BAMAKO, Mali (AP) — At least 10 government soldiers were killed Tuesday during an attack by armed groups in northern Mali, the nation’s armed forces said, amid ongoing deadly violence in the hard-hit region and as United Nations peacekeepers continue their withdrawal.
A coalition of former rebels known as the Permanent Strategic Framework for Peace, Security and Development claimed responsibility for the attack in the city of Bourem in Gao region and said they have captured parts of the city. The development signaled a failure of a 2015 agreement which the former rebels signed with Malian authorities to stop their rebellion.
Malian security forces repelled “the attack with booby-trapped vehicles by several terrorists aboard several vehicles and motorcycles in the locality of Bourem,” according to a statement issued by Col. Souleymane Dembelé, a spokesman for the Malian Armed Forces. He said 13 soldiers were wounded in the incident while 46 of the attackers were killed.
Claiming responsibility for the attack in an earlier statement on Tuesday the former rebels also said they have “begun operations by taking several positions” in Bourem, a small city where jihadi groups have also been fighting the security forces.
Tuesday’s attack comes days after jihadi fighters killed 49 civilians and 15 government soldiers when they targeted a passenger boat near the city of Timbuktu on the Niger River and a military position in Bamba further downstream in Gao.

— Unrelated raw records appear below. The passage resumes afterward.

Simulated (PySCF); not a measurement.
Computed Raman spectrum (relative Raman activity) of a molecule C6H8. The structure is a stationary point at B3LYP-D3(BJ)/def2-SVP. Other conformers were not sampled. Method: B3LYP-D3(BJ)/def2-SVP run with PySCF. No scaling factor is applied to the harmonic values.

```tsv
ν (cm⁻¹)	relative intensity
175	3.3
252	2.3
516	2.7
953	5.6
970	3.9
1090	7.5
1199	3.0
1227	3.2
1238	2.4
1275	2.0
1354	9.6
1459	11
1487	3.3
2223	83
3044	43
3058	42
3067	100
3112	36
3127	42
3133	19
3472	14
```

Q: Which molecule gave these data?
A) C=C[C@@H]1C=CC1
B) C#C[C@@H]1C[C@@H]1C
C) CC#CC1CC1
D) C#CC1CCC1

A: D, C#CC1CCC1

The violence by the jihadi groups is worsened by recent attacks by the former rebels, who are Tuareg independence fighters that drove security forces out of northern Mali in 2012 as they sought to create the state of Azawad in northern Mali before the 2015 agreement with the government to cease fighting.
In August 2020, Mali’s president was overthrown in a coup that included an army colonel who carried out a second coup and was sworn in as president in June 2021. He developed ties to Russia’s military and Russia’s Wagner mercenary group but authorities have struggled to end the violence in parts of the country.